[PATCH 10/12] drm/amdgpu: add independent DMA-buf export v3

Mon May 6 08:04:55 UTC 2019

On Fri, May 03, 2019 at 02:35:02PM +0200, Christian König wrote:
> Am 30.04.19 um 16:16 schrieb Daniel Vetter:
> > [SNIP]
> > >   /**
> > > - * amdgpu_gem_map_attach - &dma_buf_ops.attach implementation
> > > - * @dma_buf: Shared DMA buffer
> > > + * amdgpu_gem_pin_dma_buf - &dma_buf_ops.pin_dma_buf implementation
> > > + *
> > > + * @dma_buf: DMA-buf to pin in memory
> > > + *
> > > + * Pin the BO which is backing the DMA-buf so that it can't move any more.
> > > + */
> > > +static int amdgpu_gem_pin_dma_buf(struct dma_buf *dma_buf)
> > > +{
> > > +	struct drm_gem_object *obj = dma_buf->priv;
> > > +	struct amdgpu_bo *bo = gem_to_amdgpu_bo(obj);
> > > +
> > > +	/* pin buffer into GTT */
> > > +	return amdgpu_bo_pin(bo, AMDGPU_GEM_DOMAIN_GTT);
> > This is kinda what I mean with "shouldn't we pin the attachment" - afaiui
> > this can fail is someone already pinned the buffer into vram. And that
> > kind of checking is supposed to happen in the buffer attachment.
> 
> Why is that supposed to happen on the attachment? I mean it could be nice to
> have for debugging, but I still don't see any practical reason for this.

dma_buf_attach is supposed to make sure the buffer won't land somewhere
where you can't get at it anymore. Wrt pin that means the exporter needs
to make sure it can't get pinned into a wrong place, and also isn't pinned
into a wrong place anymore. That's why I think pinning ties in with
dma_buf_attach and not the overall buffer.

In a way there's two pieces of a pin:
- Do not move the buffer anymore.
- Make sure I can still get at it.

Internally the 2nd part is encoded in the domain parameter you pass to
amdgpu_bo_pin. When going through dma-buf that information is derived
from the attachment (e.g. if it's a p2p one, then you can put it wherever
you feel like, if it's a normal one it must be in system ram). The dma-buf
alone doesn't tell you _where_ to pin something.

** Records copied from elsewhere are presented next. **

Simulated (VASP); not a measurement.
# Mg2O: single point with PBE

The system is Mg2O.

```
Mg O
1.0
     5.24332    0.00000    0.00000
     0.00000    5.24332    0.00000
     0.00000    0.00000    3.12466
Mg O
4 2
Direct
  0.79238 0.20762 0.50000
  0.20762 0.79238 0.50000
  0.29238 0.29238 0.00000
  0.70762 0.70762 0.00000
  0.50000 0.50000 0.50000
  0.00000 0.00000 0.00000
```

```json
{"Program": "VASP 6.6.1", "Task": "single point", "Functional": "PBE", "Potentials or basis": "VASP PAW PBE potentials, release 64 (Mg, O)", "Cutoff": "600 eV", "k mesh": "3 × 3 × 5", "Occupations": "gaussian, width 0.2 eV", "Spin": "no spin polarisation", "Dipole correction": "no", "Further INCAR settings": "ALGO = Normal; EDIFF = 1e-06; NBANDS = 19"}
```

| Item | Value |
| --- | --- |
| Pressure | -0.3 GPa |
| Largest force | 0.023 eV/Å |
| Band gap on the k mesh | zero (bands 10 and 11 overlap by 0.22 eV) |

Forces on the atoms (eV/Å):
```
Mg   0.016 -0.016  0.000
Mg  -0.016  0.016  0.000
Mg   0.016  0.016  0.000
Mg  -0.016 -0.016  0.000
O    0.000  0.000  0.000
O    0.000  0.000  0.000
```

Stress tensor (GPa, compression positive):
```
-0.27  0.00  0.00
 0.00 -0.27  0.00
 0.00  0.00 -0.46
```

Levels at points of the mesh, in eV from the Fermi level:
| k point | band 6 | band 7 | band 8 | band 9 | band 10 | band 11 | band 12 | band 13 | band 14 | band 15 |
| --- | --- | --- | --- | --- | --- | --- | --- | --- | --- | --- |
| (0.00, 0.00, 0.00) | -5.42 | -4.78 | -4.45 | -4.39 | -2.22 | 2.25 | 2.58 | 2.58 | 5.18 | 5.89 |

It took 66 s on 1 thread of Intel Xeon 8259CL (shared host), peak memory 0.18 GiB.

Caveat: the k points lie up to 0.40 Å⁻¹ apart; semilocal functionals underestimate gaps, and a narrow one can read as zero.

> > Also will p2p pin into VRAM if all attachments are p2p capable? Or is your
> > plan to require dynamic invalidate to avoid fragmenting vram badly with
> > pinned stuff you can't move?
> 
> My plan was to make dynamic invalidation a must have for P2P, exactly for
> the reason you noted.
> 
> > +/**
> > + * amdgpu_gem_dma_buf_attach - &dma_buf_ops.attach implementation
> > + *
> > + * @dma_buf: DMA-buf we attach to
> >    * @attach: DMA-buf attachment
> >    *
> > + * Returns:
> > + * Always zero for success.
> > + */
> > +static int amdgpu_gem_dma_buf_attach(struct dma_buf *dma_buf,
> > +				     struct dma_buf_attachment *attach)
> > +{
> > +	struct drm_gem_object *obj = dma_buf->priv;
> > +	struct amdgpu_bo *bo = gem_to_amdgpu_bo(obj);
> > +
> > +	/* Make sure the buffer is pinned when userspace didn't set GTT as
> > +	 * preferred domain. This avoid ping/pong situations with scan out BOs.
> > +	 */
> > +	if (!(bo->preferred_domains & AMDGPU_GEM_DOMAIN_GTT))
> > +		attach->invalidate = NULL;
> > Not following here at all. If the BO can't be in GTT I'd guess you should
> > reject the attach outright, since the pinning/map later on will fail I
> > guess? At least I'm not making the connection with why dynamic dma-buf
> > won't work anymore, since dynamic dma-buf is to make p2p of bo in vram
> > work better, which is exactly what this here seems to check for.
> > 
> > Or is this just a quick check until you add full p2p support?
> > 
> > Count me confused ...
> 
> Well completely amdgpu internal handling here. Key point is we have both
> preferred_domains as well as allowed_domains.
> 
> During command submission we always try to move a BO to the
> preferred_domains again.
> 
> Now what could happen if we don't have this check is the following:
> 
> 1. BO is allocate in VRAM. And preferred_domains says only VRAM please, but
> allowed_domains says VRAM or GTT.
> 
> 2. DMA-buf Importer comes along and moves the BO to GTT, which is perfectly
> valid because of the allowed_domains.
> 
> 3. Command submission is made and moves the BO to VRAM again.
> 
> 4. Importer comes along and moves the BO to GTT.
> ....
> 
> E.g. a nice ping/pong situation which just eats up memory bandwidth.

Hm yeah the ping/pong is bad, but I figure you have to already handle that
(with some bias or whatever). Outright disabling invalidate/dynamic
dma-buf seems like overkill.

What about upgradging preferred_domains to include GTT here? Defacto what
you do is forcing GTT, so just adding GTT as a possible domain seems like
the better choice. Bonus points for undoing that when the last importer
disappears.

In general I think dynamic dma-buf needs to be able to handle this
somehow, or it won't really work. Simplest is probably to just stop moving
buffers around so much for buffers that are dynamically exported (so maybe
could also change that in the CS ioctl to not move exported buffers
anymore, would achieve the same).
-Daniel
-- 
Daniel Vetter
Software Engineer, Intel Corporation
http://blog.ffwll.ch